PEI

P.E.I. Council of the Arts dissolving due to lack of funds

The P.E.I. Council of the Arts funding has ceased and the group is being dissolved.

Government will now come up with a new plan to get money to artists

The P.E.I. Council of the Arts grants will now be handed out in a new way. ( Gudea Rares/Shutterstock)

The P.E.I. Council of the Arts board has been dissolved after government funding to the organization was cut. 

The announcement was made Tuesday night to the membership of the not-for-profit organization, following the decision by the Department of Education, Early Learning and Culture to cease funding them. 

In a letter to its membership, the arts council said the news was a shock. It said the department gave them enough money to pay off their final bills, but its only staff member has been laid off and their property tax bill is still outstanding.

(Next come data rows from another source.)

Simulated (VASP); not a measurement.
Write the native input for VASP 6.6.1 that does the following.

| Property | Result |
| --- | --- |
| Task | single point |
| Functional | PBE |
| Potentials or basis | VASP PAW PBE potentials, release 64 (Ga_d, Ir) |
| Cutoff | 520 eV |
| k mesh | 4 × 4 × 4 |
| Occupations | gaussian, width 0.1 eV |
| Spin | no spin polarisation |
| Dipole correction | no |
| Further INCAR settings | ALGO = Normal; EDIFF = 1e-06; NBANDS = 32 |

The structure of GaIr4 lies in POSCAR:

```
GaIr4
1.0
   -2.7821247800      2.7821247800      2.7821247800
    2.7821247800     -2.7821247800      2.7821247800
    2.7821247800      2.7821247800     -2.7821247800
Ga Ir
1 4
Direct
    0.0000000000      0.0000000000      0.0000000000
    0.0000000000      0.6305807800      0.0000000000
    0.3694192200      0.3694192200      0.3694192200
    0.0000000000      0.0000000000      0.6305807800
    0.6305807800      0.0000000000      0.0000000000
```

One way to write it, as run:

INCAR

"The board feel strongly that we have done everything to meet the Province's requests and regrettably, all board members have indicated their intention to resign from their positions, " the letter said.  "This leaves the operation of the PEI Council of the Arts in the hands of the membership until a new board is elected." 

The council has been in financial trouble for years now, but had been working to get back on its feet. Minister of Education, Early Learning and Culture Doug Currie said his department was working with the organization but said in the end constant financial problems and tax liability led them to make a decision.

Best value of resource

"We put supports in place, they did make some gains but the government felt in respect to the mandate to getting the best value of the resources we have into the hand of artists ... we decided to go in this direction," Currie said.
Minister of Education, Early Learning and Culture Doug Currie says he wants to cut back on administration costs (Natalia Goodwin/CBC )

The government plans to look for a new way of running things, one that will involve less administrative costs. The organization received over $200,000 in government funding and of that, only $94,000 went to grants.

"There's a substantial volume of money that was going to administrative overhead so we're going to be looking at opportunities to see how we can get more of those resources into the hands of the artists and musicians," said Currie. 

Artists upset

The announcement has left artists like Monica Lacey upset. The multidisciplinary artist who works in Charlottetown, said she couldn't believe the news. 

Artist, Monica Lacey wonders what will happen next (submitted)

"It was pretty upsetting and angry and hurt, it was pretty emotional, " Lacey said. 

"Working as an artist in a place this small already has its challenges. You know I've always been proud to say to people in other places that we are supported here and we have a wonderful arts council that supports us here with our work and encourages development of new work and now I can't say that anymore."

Lacey said besides the grant money, the organization provided a much needed voice to advocate on behalf of artists and she wonders what will happen next.

Currie said the government will come up with a system in order to jury the upcoming grant applications that are due on Sept. 30. He added a peer jury will still be involved and details of that process are expected to be announced in 10 days.

Following that, government will come up with a longer term plan of how to move forward. 

Corrections

  • This story previously stated members were informed Monday. In fact, they were informed Tuesday.